An enhanced music discovery system for new artists on TikTok.

• Need to implement a logging page for users to integrate with Spotify
  • Workaround, generate access token using the python notebook in /Algorithms

Sometimes even though the song starts the tiles are not generated because tiles are rendered according to the changes in the beat.

Register at MongoDB and create a cluster in mongoDB Atlas. This service is a free nosql database hosted on the cloud. Or you can install mongoDB in your PC!

Youtube API: Access to youtube API in order to run the project. Follow instructions laid out at Youtube API
Spotify API: Create a developer account at Spotify. Follow instructions laid out at Spotify API

In order to run our app, you will need to generate access token for spotify. Run the python notebook at https://github.com/gtanvi58/thic-tok-music/blob/master/Algorithms/tiktokalgosApi.ipynb in Google Colab. Make sure to paste the redirect url in the input field of the 2nd cell. Copy the access token for future use.

Refer to the following sample environment files to see what environment variables need to be set.
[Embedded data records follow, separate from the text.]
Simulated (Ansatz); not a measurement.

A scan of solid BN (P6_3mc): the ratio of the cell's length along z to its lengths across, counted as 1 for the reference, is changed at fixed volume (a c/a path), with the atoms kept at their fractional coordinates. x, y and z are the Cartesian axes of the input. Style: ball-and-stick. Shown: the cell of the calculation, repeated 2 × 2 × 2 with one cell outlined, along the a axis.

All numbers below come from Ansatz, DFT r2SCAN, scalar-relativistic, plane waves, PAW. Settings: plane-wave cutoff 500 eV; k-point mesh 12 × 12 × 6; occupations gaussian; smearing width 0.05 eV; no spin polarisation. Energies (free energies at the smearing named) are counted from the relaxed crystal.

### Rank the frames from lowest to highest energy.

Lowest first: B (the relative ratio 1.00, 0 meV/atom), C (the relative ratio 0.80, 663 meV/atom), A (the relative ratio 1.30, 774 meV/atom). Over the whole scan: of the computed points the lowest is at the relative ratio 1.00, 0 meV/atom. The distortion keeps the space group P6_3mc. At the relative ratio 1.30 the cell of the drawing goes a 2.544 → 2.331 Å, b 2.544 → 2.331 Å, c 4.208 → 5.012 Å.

1. Backend Server env file:
   Create a .env file in the project root folder of the /backend folder. Populate the mongodb database url and database name here. Database name is the cluster name that you created in mongodb. Refer to https://github.com/gtanvi58/thic-tok-music/blob/master/backend/sample_env_file.txt
   

2. Frontend Server env file:
   Create a .env file in the project root folder of /frontend-changes folder. Populate your spotify developer details including the access token you generated by running the python notebbok on Colab. Refer to https://github.com/gtanvi58/thic-tok-music/blob/master/frontend-changes/Sample_Env_File.txt and https://github.com/gtanvi58/thic-tok-music/blob/master/Algorithms/tiktokalgosApi.ipynb.
   

3. Recommendation Enginer server env file:
   Create a .env file in the project root folder of /python-notes folder. Populate the details as required. Refer to https://github.com/gtanvi58/thic-tok-music/blob/master/python-notes/sample_env_file.txt.
   

Once the environment files have been created, we will need to install the required libraries. Make sure NodeJs and Python is installed in your system. (NodeJS, Python)

1. Navigate to backend folder (cd backend from project root folder) and run npm install command.
   
2. Navigate to frontend-changes folder (cd frontend-changes from project root folder) and run npm install command.
   

Ensure that the following libraries are installed in your python environment. All of these can be installed in your python environment using the pip install library-name in the command line terminal.

1. FastAPI (Refer to Fast API)
   
2. spotipy (Refer to Spotipy)
   
3. pydantic (Refer to Pydantic)
   
4. pandas (Refer to Pandas)
   
5. numpy
   Please Install latest 1.x version as 2.x version is not backward compatible with 1.x versions which are used by other dependencies
   (Refer to Numpy)
   
6. googleapiclient.discovery (Refer to GoogleDeveloperClient)
   
7. pymongo (Refer to PyMongo)
   
8. cachetools (Refer to cachetools)
   
9. dotenv (Refer to Dotenv)
   
10. librosa (Refer to Librosa)
    
11. pytube (Refer to PyTube)
    
12. pydub (Refer to PyDub)
    

Once all the libraries have been installed, it is time to initialize the database collections. Make sure the environment files have been created and the required details has been set in it. To run the data initialization script, navigate to /backend (cd backend) and run node init.js This will create 4 Collections

1. artists
   
2. users
   
3. videos
   
4. games
   

It also inserts dummy data into it that we have used across our project.

We have 4 server processes running in our application that talk to each other through REST APIs. This is in adherence to microservices pattern that we wanted to implement.

Following is how to run them. Ensure to run them in the following order.

1. To run the Piano Tiles Game Fast API server, navigate to python-notes from project root (cd python-notes) and run python app.py
   
2. To start database access Express server, navigate to backend from project root (cd backend) and run node index.js command
   
3. To start recommendation engine Fast API server, navigate to python-notes from project root (cd python-notes) and run python algorithms.py
   
4. Finally, to start the front end React server, navigate to frontend-changes from project root (cd frontend-changes) and run npm start command
   

Voila! You have your own music discovery application running!!

We drew inspiration from the engaging and addictive nature of music in interactive games like Piano Tiles and Guitar Hero, where players are immersed in dynamic musical experiences that naturally introduce them to new songs and genres through various levels and challenges. Additionally, we were inspired by Spotify's Daily Mixes, which curate personalized playlists based on users' listening habits and preferences, leveraging data-driven algorithms to offer a highly customized music discovery experience. By combining these elements, we aim to make music discovery on TikTok both interactive and personalized, enhancing user engagement and fostering a deeper connection to diverse musical content.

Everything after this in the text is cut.